This topic describes GemFire cluster sizing.

Overview

Sizing a GemFire deployment is a process that involves calculation, as well as experimentation and testing. Some experimentation and testing is required to arrive at reasonably accurate values for the key sizing parameters that will work well in practice. This experimentation and testing involves representative data and workload, starting at a very small scale.

Experimentation and testing is required because memory overhead can vary greatly due to variations in data and workload. This makes it impractical to calculate the overhead precisely, as it is a function of too many variables, many of which stem from the Java runtime environment (JVM) and its memory management mechanism.

Resource Considerations

Memory is the primary means of data storage in GemFire and is the first resource to consider for sizing purposes.

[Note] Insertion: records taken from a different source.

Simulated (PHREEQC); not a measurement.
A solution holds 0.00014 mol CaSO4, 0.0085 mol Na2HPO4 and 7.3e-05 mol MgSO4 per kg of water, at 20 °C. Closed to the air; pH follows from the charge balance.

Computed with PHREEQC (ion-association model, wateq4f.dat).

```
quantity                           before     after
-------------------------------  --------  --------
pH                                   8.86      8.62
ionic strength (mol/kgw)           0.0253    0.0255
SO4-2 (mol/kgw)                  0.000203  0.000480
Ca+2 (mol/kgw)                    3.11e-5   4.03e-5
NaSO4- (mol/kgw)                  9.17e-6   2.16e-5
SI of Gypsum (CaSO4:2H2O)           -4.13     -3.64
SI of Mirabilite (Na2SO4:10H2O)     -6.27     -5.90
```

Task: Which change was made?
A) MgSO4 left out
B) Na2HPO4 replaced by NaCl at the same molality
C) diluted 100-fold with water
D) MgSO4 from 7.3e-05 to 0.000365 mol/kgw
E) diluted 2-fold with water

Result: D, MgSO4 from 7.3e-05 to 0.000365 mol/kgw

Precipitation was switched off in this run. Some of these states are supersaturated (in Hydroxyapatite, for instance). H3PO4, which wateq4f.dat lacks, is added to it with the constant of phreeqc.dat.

Horizontal scaling to satisfy memory requirements also scales out all the other hardware resources, the CPU, network, and disk. Because of this, when memory requirements are satisfied and the adequate cluster size is determined, often only small adjustments are needed to cover all the other required resources and complete the sizing process.

Typically, memory drives horizontal scaling, but it can be any of the hardware resources. In addition to hardware resources, soft resources should be considered. The most important software resources to consider are file descriptors, mostly for sockets in use, and threads (processes).

Experimentation and Testing

To size a GemFire cluster:

  1. Deploy a small representative data set and workload in a small cluster.
  2. Tune the cluster to the desired performance.
  3. Scale out the cluster while ensuring that key performance metrics stay within the desired SLA.

Testing at full scale is ideal, if you have sufficient resources available to use in testing. If sufficient resources are not available to use in testing, you can scale out multiple times, a few nodes at a time, to provide data points to use to project resource usage at full scale. This is an iterative process that involves analysis and tuning at each step. GemFire statistics can assist in this analysis. can be aided greatly by GemFire statistics.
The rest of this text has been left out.